Step 3. Define a Brand-Color Stylesheet

Add the following CSS to your site stylesheet, or inject it on the page that hosts the player. Every selector is prefixed with .brand-player so the rules don't escape into other components.

/* === Zype/Bitmovin player brand color overrides === */

 

/* Define the brand color once */

.brand-player {

  --brand: #E60023;

  --brand-soft: rgba(230, 0, 35, 0.4);

}

 

/* Played portion of the seek bar */

.brand-player .bmpui-ui-seekbar-playbackposition,

.brand-player .bmpui-ui-seekbar-playbackpositionmarker {

  background-color: var(--brand) !important;

}

 

/* Buffered portion (a softer tint of the brand) */

.brand-player .bmpui-ui-seekbar-bufferlevel {

  background-color: var(--brand-soft) !important;

}

 

/* Volume slider fill */

.brand-player .bmpui-ui-volumeslider .bmpui-ui-volume-level {

  background-color: var(--brand) !important;

}

 

/* Big center play / pause button */

.brand-player .bmpui-ui-hugeplaybacktogglebutton {

  color: var(--brand) !important;

  fill:  var(--brand) !important;

}

 

/* Hover/focus states for buttons in the bottom bar */

.brand-player .bmpui-ui-controlbar .bmpui-ui-button:hover {

  color: var(--brand) !important;

}

Step 4. Verify Across Player Versions

Open the page in your browser's DevTools, hover/play/pause/seek, and inspect each control to confirm the override won. If a rule isn't applying, the class name has likely moved between Bitmovin Player UI versions — re-inspect and update the selector.

Why !important? The Bitmovin Player UI stylesheet is loaded by the player at runtime and is highly specific. !important is the simplest way to make sure your override wins without inflating selector specificity.

Additional Examples

Hide a Control Instead of Restyling It

If a control doesn't fit your brand at all, the cleanest answer is often to hide it. The cast button, embed-share button, settings gear, and quality selector are all common candidates.

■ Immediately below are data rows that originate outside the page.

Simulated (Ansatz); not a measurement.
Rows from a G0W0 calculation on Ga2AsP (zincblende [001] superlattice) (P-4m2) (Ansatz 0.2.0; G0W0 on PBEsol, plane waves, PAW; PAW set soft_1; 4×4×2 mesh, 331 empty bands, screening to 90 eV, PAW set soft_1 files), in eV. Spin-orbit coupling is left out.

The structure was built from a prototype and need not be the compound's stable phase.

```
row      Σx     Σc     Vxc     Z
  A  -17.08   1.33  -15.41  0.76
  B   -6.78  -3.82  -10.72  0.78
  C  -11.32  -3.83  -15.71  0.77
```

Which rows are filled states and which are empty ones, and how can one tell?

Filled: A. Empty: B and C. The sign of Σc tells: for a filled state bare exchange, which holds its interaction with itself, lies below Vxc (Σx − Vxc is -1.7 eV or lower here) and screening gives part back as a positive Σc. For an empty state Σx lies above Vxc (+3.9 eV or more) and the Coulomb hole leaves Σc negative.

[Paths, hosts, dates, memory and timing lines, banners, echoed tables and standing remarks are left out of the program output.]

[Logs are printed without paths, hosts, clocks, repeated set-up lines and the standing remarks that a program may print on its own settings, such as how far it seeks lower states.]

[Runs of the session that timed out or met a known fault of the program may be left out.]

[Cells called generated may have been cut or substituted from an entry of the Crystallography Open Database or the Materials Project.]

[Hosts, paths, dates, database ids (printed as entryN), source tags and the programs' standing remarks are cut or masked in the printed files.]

/* Hide the cast (Chromecast) button */

.brand-player .bmpui-ui-casttogglebutton { display: none !important; }

 

/* Hide the settings gear */

.brand-player .bmpui-ui-settingstogglebutton { display: none !important; }

Restyle the Subtitle Overlay

Subtitle styling is a frequent ask. The overlay class lets you change font, color, background, and shadow without touching anything else.

.brand-player .bmpui-ui-subtitle-overlay {

  font-family: "Inter", sans-serif !important;

  font-size: 1.05rem !important;

  color: #fff !important;

  text-shadow: 0 0 4px #000 !important;

}

Responsive 16:9 Wrapper

Both embed methods respect the size of the wrapping element. If the player looks letterboxed, the wrapper, not the player, is the right thing to size:

.brand-player {

  position: relative;

  width: 100%;

  aspect-ratio: 16 / 9;

}

.brand-player > div,

.brand-player iframe {

  position: absolute; inset: 0;

  width: 100%; height: 100%;

}

Frequently Asked Questions

Will my site's CSS affect the appearance of the new player?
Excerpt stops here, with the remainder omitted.